REVIEW: Velodrone — “Velodrone” (LP)
“Where are you going? There’s a strong wind blowing” warns a haunting lyric in the brutish “Black Cat,” one of my favorite songs off of the new eponymous album from Velodrone, the vocal conveying it carrying a lot of the sting the words can only suggest to us in black and white form. There’s a lot of lyrical lustiness to be enjoyed about the first Velodrone record, and particularly in tracks like this one, but as you’ll soon discover upon listening to its thirty-four minutes of play for yourself, poeticisms come in linguistic and sonic channels just the same in this LP.
In the case of songs like “Harvest Moon,” “Sleepwalking” and “Reality,” saying that the verses are generally subdued beneath a fearless backend pressure that seems to swell every other beat probably wouldn’t be putting enough emphases on the importance of the instrumental element here. Velodrone are very meticulous about the way they’ve put together the grooves in this album, and while that might not be the norm for their competitors in the mainstream spectrum of contemporary rock music, they’re not looking to be in the norm — that much is clear even at a distance when listening to this virgin record.

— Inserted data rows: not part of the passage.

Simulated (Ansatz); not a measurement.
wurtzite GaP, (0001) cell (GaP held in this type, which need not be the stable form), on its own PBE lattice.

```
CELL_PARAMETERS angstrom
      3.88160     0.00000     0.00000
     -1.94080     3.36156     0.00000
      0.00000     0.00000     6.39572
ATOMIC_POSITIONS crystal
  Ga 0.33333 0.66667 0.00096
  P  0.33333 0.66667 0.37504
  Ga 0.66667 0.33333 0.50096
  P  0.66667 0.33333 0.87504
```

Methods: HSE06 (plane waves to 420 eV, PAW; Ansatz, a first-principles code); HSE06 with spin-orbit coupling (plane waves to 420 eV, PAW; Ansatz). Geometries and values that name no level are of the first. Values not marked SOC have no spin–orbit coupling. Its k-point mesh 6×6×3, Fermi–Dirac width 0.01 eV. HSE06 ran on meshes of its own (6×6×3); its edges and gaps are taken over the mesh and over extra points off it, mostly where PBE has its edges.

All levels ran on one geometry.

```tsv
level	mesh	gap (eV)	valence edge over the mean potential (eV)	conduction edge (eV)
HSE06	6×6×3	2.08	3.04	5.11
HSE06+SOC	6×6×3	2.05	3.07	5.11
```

The way “Wysiwyg,” the retro-retro “Believe” and assaultive “Voyeur” were mixed is raw beyond what many bands would feel comfortable working with in 2020, but I do think that it was necessary to follow this kind of a recipe for the sort of sound that the group is trying to produce here at the end of the day. If there’s one thing that Velodrone are going out of their way to avoid in the big picture of this album, it’s comparisons to the other college radio spotlight-seeking indie acts whose major priorities tend to center on the commercial over the emotionally communicative, and this is made evident by their constant efficiency and utilization of every track as a specific, independent canvas atop which to paint us a story.
There’s so much sludge on the bassline in “Elated,” the post-punk “Together,” opening cut “Love Race” and “Voyeur” that I actually think you could break a cheap set of speakers if listening to these songs at a moderate to excessive volume, and for those who like heavy melodies of the grungier strain, this isn’t a problem at all — the polar opposite, actually. Velodrone aren’t showing any resistance towards noise and unkempt harmonies in this debut, and considering how long it’s been since that were the trend, their sound is bound to seem a little revolutionary at times.
I’m looking forward to seeing and hearing what Velodrone are going to do with the fleeting momentum they’ve got behind their music at the moment thanks to the well-planned release of this debut album, and if I were them I would be working on a return to the studio for a sophomore LP on the soonest possible occasion. Striking while the iron is hot is half of this business, and they’re onto something I would deem fairly sizzling here.